Focusing on value over volume helped BP and its Mad Dog 2 partners devise a production plan that is economic in a low oil price environment

BP discovered Mad Dog in 1998 and began producing the deep-water Gulf of Mexico field with a spar in 2005. Current estimates of oil in place are 5 billion barrels.

“It’s a world-class field by any kind of measure,” says Bill Steel, Mad Dog 2 project general manager. “Overall, Mad Dog is a good news story. The more we drilled the field, the more we appraised the reservoir, the more oil we found.”

The Mad Dog spar has the capacity to produce up to 80,000 gross barrels of oil and 60 million gross cubic feet of natural gas per day. The field covers Green Canyon blocks 825, 826 and 782.

Given the additional oil BP found, the supermajor decided another facility was necessary to properly produce those reserves.

“That led us to looking at a second phase of development,” Steel says.

BP Bill Steel, Mad Dog 2 project general manager.  Photo: BP
 

BP dubbed the initial concept for the Mad Dog 2 host facility, a nearly 50,000-ton spar, Big Dog. It was to serve up to 33 subsea wells and produce up to 130,000 barrels per day of oil and 75 million cubic feet per day of gas handling, with first oil targeted for 2018.

Fourteen of the wells were to be water injectors serving a 280,000 barrel-per-day waterflood programme. However, in 2013, BP and its partners scrapped the plan as being uneconomic and went back to the drawing board.

The operator reshaped its development philosophy around value over volume, industry-led solutions, and co-owner collaboration, says Steel, who joined the Mad Dog 2 team about the time the development plans were recycled.

“You can characterise Big Dog as going all in, chasing every barrel,” Steel says. With the new plans, “we’re not going to chase every barrel from day one. We’re focusing on value here. At the recycle, we planned to produce about 90% of the resource for two-thirds of the cost” of the original Big Dog development price tag.
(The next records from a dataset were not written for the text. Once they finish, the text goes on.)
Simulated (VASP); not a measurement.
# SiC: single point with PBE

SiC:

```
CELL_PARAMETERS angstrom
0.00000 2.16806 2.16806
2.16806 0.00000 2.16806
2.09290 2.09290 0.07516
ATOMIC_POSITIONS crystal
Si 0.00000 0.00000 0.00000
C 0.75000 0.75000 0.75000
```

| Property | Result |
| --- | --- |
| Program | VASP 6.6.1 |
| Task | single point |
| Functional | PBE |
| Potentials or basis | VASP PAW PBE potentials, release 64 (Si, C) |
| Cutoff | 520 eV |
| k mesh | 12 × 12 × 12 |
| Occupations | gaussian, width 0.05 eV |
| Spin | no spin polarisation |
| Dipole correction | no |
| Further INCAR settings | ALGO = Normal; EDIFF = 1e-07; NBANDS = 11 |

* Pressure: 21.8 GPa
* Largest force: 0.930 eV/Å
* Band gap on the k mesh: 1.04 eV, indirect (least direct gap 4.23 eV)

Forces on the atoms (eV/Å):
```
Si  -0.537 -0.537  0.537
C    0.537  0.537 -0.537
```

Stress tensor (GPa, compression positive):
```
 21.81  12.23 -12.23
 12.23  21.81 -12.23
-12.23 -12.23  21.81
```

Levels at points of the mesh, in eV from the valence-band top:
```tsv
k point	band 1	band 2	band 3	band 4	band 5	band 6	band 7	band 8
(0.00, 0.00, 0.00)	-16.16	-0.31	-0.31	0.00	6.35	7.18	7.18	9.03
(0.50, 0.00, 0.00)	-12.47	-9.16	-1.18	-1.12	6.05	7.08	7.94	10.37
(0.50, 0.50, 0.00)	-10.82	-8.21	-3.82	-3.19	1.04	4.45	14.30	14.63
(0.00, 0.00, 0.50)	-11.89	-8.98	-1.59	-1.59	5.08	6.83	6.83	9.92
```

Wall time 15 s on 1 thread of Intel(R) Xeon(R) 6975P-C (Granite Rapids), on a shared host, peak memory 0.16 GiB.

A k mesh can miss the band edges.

BP Initially, the Mad Dog 2 semi-submersible will accommodate up to 14 production wells and eight water injection wells.  Photo: BP
 

With planning and a mix of technologies, Steel says, the operator believes it can produce 100% of the Mad Dog 2 resource at less than 50% of the original Big Dog cost estimate. Target first oil is late 2021.

During a July 2015 earnings call, BP chief executive Bob Dudley said the Big Dog project would have cost as much as $22 billion, while the recycled Mad Dog 2 development costs are estimated at around $9 billion.

BP sanctioned the phase two development plan in December 2016, with partners BHP Billiton and Union Oil Company of California, a Chevron US affiliate, signing off on the project in February 2017.

BP holds 60.5% working interest and operates the project. BHP Billiton holds 23.9% interest and Chevron holds 15.6% interest in the project.

“We’re looking at four years from (final investment decision) to first oil,” Steel says.

BP says Mad Dog 2, which will see a production semi-submersible moored in 4500 feet of water six miles (9.5 kilometres) south-west of the existing Mad Dog spar in Green Canyon Block 782, is economic at $40 per barrel oil prices. With Big Dog, BP was looking at a project that was barely economic at $100 oil.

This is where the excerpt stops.